3. We resist the denial of rights to any racial, ethnic, caste or indigenous groups, and the exploitation of women, youth and children.
4. We resist the structures of patriarchy that perpetuate violence against women and girls; which exclude their full participation in family and society.
5. We resist policies that deny freedom of expression; that concentrate the communication power in the hands of a few.
6. We resist doctrines of national security based on the use of weapons of mass destruction, military or biochemical, and self-justified interventions and occupations.
7. We resist the attitude to nature and creation which treats them only as resources for greedy economic exploitation.
8. We resist all human greed that makes land a commodity, which denies the bonds between land, ancestors and people, which devastates the earth for profit.
9. We resist authority that abuses, violates or exploits children and young people.

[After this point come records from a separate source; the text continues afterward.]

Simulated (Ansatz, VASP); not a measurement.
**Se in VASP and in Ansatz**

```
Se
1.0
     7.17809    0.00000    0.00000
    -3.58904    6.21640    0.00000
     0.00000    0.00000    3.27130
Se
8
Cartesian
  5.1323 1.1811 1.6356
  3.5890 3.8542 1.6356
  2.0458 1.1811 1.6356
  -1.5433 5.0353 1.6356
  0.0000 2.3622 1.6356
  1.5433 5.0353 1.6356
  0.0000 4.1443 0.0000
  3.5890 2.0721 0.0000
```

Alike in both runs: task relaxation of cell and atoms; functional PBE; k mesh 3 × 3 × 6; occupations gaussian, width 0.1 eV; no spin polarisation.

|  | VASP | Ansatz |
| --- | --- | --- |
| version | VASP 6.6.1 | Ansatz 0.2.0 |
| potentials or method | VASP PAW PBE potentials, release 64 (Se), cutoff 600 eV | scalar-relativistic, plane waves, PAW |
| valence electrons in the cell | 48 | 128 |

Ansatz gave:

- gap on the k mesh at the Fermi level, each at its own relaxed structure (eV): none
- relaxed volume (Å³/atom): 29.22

10. We resist all systems and structures that violate sacred human dignity and rights; that tolerate torture, disappearances, extra-judicial executions and the death penalty.
Any African intellectual who wants to join this ethical and intellectual resistance movement must use the following life-centred criteria to evaluate, critique and reconstruct the social and institutional arrangements at all levels of decision making and policy formulation:
1. Equity as basic fairness that also extends to other forms of life.
2. Accountability as the structuring of responsibility towards one another and the natural creation (earth) itself.
3. Participation as the optimal inclusion of all involved.
4. Sufficiency as a commitment to meet the basic needs of all life.
5. Subsidiarity as determining the most appropriate level for decision making while supporting downward distribution of power relations.